And nested objects should be flattened by concatenating keys (e.g. with dot as separator) like

{'a': {'b': 1}} -> {'a.b': 1}

(and this is done correctly in accepted one).

With all these requirements I've ended up with following (developed and used in CPython3.5.3):

from functools import (partial,
                       singledispatch)
from itertools import chain
from typing import (Dict,
                    List,
                    TypeVar)

Serializable = TypeVar('Serializable', None, int, bool, float, str, 
                       dict, list, tuple)
Array = List[Serializable]
Object = Dict[str, Serializable]


def flatten(object_: Object,
            *,
            path_separator: str = '.') -> Array[Object]:
    """
    Flattens given JSON object into list of objects with non-nested values.

    >>> flatten({'a': 1})
    [{'a': 1}]
    >>> flatten({'a': [1, 2]})
    [{'a': 1}, {'a': 2}]
    >>> flatten({'a': {'b': None}})
    [{'a.b': None}]
    """
    keys = set(object_)
    result = [dict(object_)]
    while keys:
        key = keys.pop()
        new_result = []
        for index, record in enumerate(result):
            try:
                value = record[key]
            except KeyError:
                new_result.append(record)
            else:
                if isinstance(value, dict):
                    del record[key]
                    new_value = flatten_nested_objects(
                            value,
                            prefix=key + path_separator,
                            path_separator=path_separator)
                    keys.update(new_value.keys())
                    new_result.append({**new_value, **record})
                elif isinstance(value, list):
                    del record[key]
                    new_records = [
                        flatten_nested_objects(sub_value,
                                               prefix=key + path_separator,
                                               path_separator=path_separator)
                        for sub_value in value]
                    keys.update(chain.from_iterable(map(dict.keys,
                                                        new_records)))
                    new_result.extend({**new_record, **record}
                                      for new_record in new_records)
                else:
                    new_result.append(record)
        result = new_result
    return result


@singledispatch
def flatten_nested_objects(object_: Serializable,
                           *,
                           prefix: str = '',
                           path_separator: str) -> Object:
    return {prefix[:-len(path_separator)]: object_}


@flatten_nested_objects.register(dict)
def _(object_: Object,
      *,
      prefix: str = '',
      path_separator: str) -> Object:
    result = dict(object_)
    for key in list(result):
        result.update(flatten_nested_objects(result.pop(key),
                                             prefix=(prefix + key
                                                     + path_separator),
                                             path_separator=path_separator))
    return result


@flatten_nested_objects.register(list)
def _(object_: Array,
      *,
      prefix: str = '',
      path_separator: str) -> Object:
    return {prefix[:-len(path_separator)]: list(map(partial(
            flatten_nested_objects,
            path_separator=path_separator),
            object_))}

Cross-posting (but then adapting further) from https://stackoverflow.com/a/62186053/4355695 : In this repo: https://github.com/ScriptSmith/socialreaper/blob/master/socialreaper/tools.py#L8 , I found an implementation of the list-inclusion comment by @roneo to the answer posted by @Imran.

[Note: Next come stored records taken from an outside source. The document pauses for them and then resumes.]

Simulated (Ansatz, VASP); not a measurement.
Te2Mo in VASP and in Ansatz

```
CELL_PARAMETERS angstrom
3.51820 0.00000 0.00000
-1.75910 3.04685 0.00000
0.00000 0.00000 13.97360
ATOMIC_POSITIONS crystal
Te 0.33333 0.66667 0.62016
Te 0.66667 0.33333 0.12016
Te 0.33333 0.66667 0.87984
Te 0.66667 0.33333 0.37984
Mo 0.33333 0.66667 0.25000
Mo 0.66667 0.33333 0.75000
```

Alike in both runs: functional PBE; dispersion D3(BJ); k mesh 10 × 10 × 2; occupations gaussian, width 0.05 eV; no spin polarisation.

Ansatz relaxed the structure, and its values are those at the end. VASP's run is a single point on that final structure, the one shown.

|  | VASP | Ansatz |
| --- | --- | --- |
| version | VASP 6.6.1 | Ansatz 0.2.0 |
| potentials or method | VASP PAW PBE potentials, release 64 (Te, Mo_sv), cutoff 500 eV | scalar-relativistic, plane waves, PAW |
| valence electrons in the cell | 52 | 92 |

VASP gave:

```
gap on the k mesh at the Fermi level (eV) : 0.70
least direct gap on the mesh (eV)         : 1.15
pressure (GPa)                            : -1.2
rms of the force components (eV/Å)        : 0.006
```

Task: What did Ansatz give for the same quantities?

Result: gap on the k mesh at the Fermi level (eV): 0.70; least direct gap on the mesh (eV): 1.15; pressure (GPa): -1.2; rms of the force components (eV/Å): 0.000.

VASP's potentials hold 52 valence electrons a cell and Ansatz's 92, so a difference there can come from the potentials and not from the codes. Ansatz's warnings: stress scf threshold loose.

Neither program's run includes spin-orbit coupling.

I've added checks to it for catching empty lists and empty dicts. And also added print lines that will help one understand precisely how this function works. You can turn off those print statemenents by setting crumbs=False

import collections
crumbs = True
def flatten(dictionary, parent_key=False, separator='.'):
    """
    Turn a nested dictionary into a flattened dictionary
    :param dictionary: The dictionary to flatten
    :param parent_key: The string to prepend to dictionary's keys
    :param separator: The string used to separate flattened keys
    :return: A flattened dictionary
    """

    items = []
    for key, value in dictionary.items():
        if crumbs: print('checking:',key)
        new_key = str(parent_key) + separator + key if parent_key else key
        if isinstance(value, collections.MutableMapping):
            if crumbs: print(new_key,': dict found')
            if not value.items():
                if crumbs: print('Adding key-value pair:',new_key,None)
                items.append((new_key,None))
            else:
                items.extend(flatten(value, new_key, separator).items())
        elif isinstance(value, list):
            if crumbs: print(new_key,': list found')
            if len(value):
                for k, v in enumerate(value):
                    items.extend(flatten({str(k): v}, new_key).items())
            else:
                if crumbs: print('Adding key-value pair:',new_key,None)
                items.append((new_key,None))
        else:
            if crumbs: print('Adding key-value pair:',new_key,value)
            items.append((new_key, value))
    return dict(items)

Test it:

ans = flatten({'a': 1, 'c': {'a': 2, 'b': {'x': 5, 'y' : 10}}, 'd': [1, 2, 3], 'e':{'f':[], 'g':{}} })
print('\nflattened:',ans)

Output:

checking: a
Adding key-value pair: a 1
checking: c
c : dict found
checking: a
Adding key-value pair: c.a 2
checking: b
c.b : dict found
checking: x
Adding key-value pair: c.b.x 5
checking: y
Adding key-value pair: c.b.y 10
checking: d
d : list found
checking: 0
Adding key-value pair: d.0 1
checking: 1
Adding key-value pair: d.1 2
checking: 2
Adding key-value pair: d.2 3
checking: e
e : dict found
checking: f
e.f : list found
Adding key-value pair: e.f None
checking: g
e.g : dict found
Adding key-value pair: e.g None

flattened: {'a': 1, 'c.a': 2, 'c.b.x': 5, 'c.b.y': 10, 'd.0': 1, 'd.1': 2, 'd.2': 3, 'e.f': None, 'e.g': None}

Annd that does the job I need done: I throw any complicated json at this and it flattens it out for me. I added a check to the original code to handle empty lists too

Credits to https://github.com/ScriptSmith whose repo I found the intial flatten function in.

Testing OP's sample json, here's the output:

{'count': 13,
 'virtualmachine.0.id': '1082e2ed-ff66-40b1-a41b-26061afd4a0b',
 'virtualmachine.0.name': 'test-2',
 'virtualmachine.0.displayname': 'test-2',
 'virtualmachine.0.securitygroup.0.id': '9e649fbc-3e64-4395-9629-5e1215b34e58',
 'virtualmachine.0.securitygroup.0.name': 'test',
 'virtualmachine.0.securitygroup.0.tags': None,
 'virtualmachine.0.nic.0.id': '79568b14-b377-4d4f-b024-87dc22492b8e',
 'virtualmachine.0.nic.0.networkid': '05c0e278-7ab4-4a6d-aa9c-3158620b6471',
 'virtualmachine.0.nic.1.id': '3d7f2818-1f19-46e7-aa98-956526c5b1ad',
 'virtualmachine.0.nic.1.networkid': 'b4648cfd-0795-43fc-9e50-6ee9ddefc5bd',
 'virtualmachine.0.nic.1.traffictype': 'Guest',
 'virtualmachine.0.hypervisor': 'KVM',
 'virtualmachine.0.affinitygroup': None,
 'virtualmachine.0.isdynamicallyscalable': False}

So you'll see that 'tags' and 'affinitygroup' keys are also handled and added to output. Original code was omitting them.